Quarter of a century ago when I was living in China, I first heard of a wondrous place called Zhangjiajie (张家界) in Hunan province. It is the first National Forest Park in China and an official UNESCO recognised World Natural Heritage, famed for its canyons and towering pillar-like formations from many years of erosion, creating nature’s unrivalled beauty.
An unrelenting desire to visit had been born but two eagerly anticipated trip had come off the rails, first due to an unexpected pregnancy, and second sudden illness, and finally in the Spring of 2008, we booked a five-day guided tour to avoid further disappointment.
Visitors to Zhangjiajie have described it as majestic, mysterious, magical, eccentric, tranquil, delicate and wild. I would just use one word: AWESOME, perfect description here but probably overused by some Americans ! These gigantic peaks, lucid brooks, abundant fauna and flora and hospitable climate all add to its’ unique attractions to a constant stream of tourists all year long. The peak seasons are May and October national public holidays when Chinese visitors fill up numerous hotels, mostly modern and built in recent years.
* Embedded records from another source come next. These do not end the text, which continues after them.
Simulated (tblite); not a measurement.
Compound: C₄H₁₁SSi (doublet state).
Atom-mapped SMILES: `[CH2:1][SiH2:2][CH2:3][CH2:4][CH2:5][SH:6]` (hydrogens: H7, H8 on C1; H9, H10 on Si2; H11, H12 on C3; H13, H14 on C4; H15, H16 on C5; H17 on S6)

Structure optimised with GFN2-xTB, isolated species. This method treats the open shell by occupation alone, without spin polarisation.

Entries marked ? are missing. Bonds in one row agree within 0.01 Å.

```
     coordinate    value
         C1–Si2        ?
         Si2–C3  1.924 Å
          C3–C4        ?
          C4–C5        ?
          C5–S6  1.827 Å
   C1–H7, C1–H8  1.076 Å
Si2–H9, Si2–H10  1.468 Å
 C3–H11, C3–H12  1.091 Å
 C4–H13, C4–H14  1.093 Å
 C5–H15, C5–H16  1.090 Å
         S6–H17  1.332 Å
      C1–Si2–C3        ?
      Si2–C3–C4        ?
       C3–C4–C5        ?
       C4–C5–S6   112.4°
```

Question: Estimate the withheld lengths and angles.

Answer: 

Early each day we were picked up from our hotel by a mini bus and transported to a designated scenic point, from where our efficient guide led us to highly challenging ascending, descending, and occasional stopping for photos. No longer 20 years old and having spent the best part of my days in front of computers in recent years, I found myself struggling and my legs wobbling, showing how unfit I had become.
“Miss, Miss,” I heard several people addressing me at once: “Take my lift. I’ll carry you up to the top for twenty Yuan.” I looked at them, each standing or sitting by the narrow path, with their bamboo-made sedan chair and sun-shade. I shook my head: there they are again. John’s abrupt and repeated rejections had not deterred them. Some of them had followed us uphill, and others were stationed at different points along the way, grabbing customers. I felt sorry for them, making a living in such heat and competitive manner. Still, I had not come here to be carried uphill, and I was determined to get to the top by my own effort.
The hectic tour schedule was not only physically demanding but mentally stressful, especially the compulsory visits to local factory outlets at the end of each day. The driver dutifully deliver us from one location to another, from jewellery super-stores to show-rooms full of dried kiwifruits or other local produce. In one demonstration, the saleswoman waved various knifes in front of our faces and shouting through her loud-speaker -it nearly drove John off the edge.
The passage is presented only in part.